Quoting Kaz Kojima <kkoj...@rr.iij4u.or.jp>:
but in general the maintenance of
hand crafted assembly codes will be hard.

If you have a fixed feature set and pipeline, and have made sure the code
is correct, no further maintenance should be required - which is more
than can be said of the target port code generator, which tends to fall
back in generated code performance if you have a finely tuned port and
don't keep up with changes in the optimizers.

AFAIK the pipeline variations in the SH still don't come close to the
difference between compiler generated code and assembly code that is
properly hand-optimized for the SH4-[123]00 pipelines.

If soft-fp is yet too inefficient for you, you can free to propose
a complete and regtested patch for SH assembly soft fp against
trunk.

IIRC I never finished working on some corner cases of division rounding in
the SH floating-point emulation because I had no testcase (and it was not
high on my agenda because there seemed to be little practical relevance).

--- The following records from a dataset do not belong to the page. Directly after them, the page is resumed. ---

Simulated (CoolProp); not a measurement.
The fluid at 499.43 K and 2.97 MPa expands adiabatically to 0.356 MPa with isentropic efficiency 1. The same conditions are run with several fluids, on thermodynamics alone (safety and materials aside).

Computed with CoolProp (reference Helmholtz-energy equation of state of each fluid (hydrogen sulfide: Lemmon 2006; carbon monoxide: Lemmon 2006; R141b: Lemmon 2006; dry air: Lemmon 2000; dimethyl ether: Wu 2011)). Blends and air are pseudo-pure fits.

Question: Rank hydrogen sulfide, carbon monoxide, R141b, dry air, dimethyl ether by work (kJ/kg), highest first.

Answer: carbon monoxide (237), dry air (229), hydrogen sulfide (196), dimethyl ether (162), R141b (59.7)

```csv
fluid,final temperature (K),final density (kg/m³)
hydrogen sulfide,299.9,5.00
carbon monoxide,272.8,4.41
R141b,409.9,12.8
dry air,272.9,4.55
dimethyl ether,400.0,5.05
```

In order to test the ARCompact floating point emulations, I made a new test
to check rounding of subnormal numbers during division:

http://gcc.gnu.org/viewcvs/branches/arc-4_4-20090909-branch/gcc/testsuite/gcc.c-torture/execute/ieee/denorm-rand.c?limit_changes=0&view=markup&pathrev=151545

To give the code a good workout, you can up the iteration count, e.g.
1000 -> 1000000 .  However, you probably don't want to do this with
fp-bit at -O0.

Also note that fp-bit.c in SVN gets the rounding wrong, you can use this
patch to have a sane comparison:
http://gcc.gnu.org/viewcvs/branches/arc-4_4-20090909-branch/gcc/config/fp-bit.c?limit_changes=0&r1=151545&r2=151544&pathrev=151545

FWIW, these are the associated ChangeLog entries:

gcc/testsuite:

2008-04-04 J"orn Rennecke <joern.renne...@arc.com>

        * gcc.c-torture/execute/ieee/denorm-rand.c: New file.
        * gcc.dg/torture/fp-int-convert.h: Avoid undefined behaviour.
gcc:

2008-04-04 J"orn Rennecke <joern.renne...@arc.com>

        * config/fp-bit.c (_fpdiv_parts): Avoid double rounding.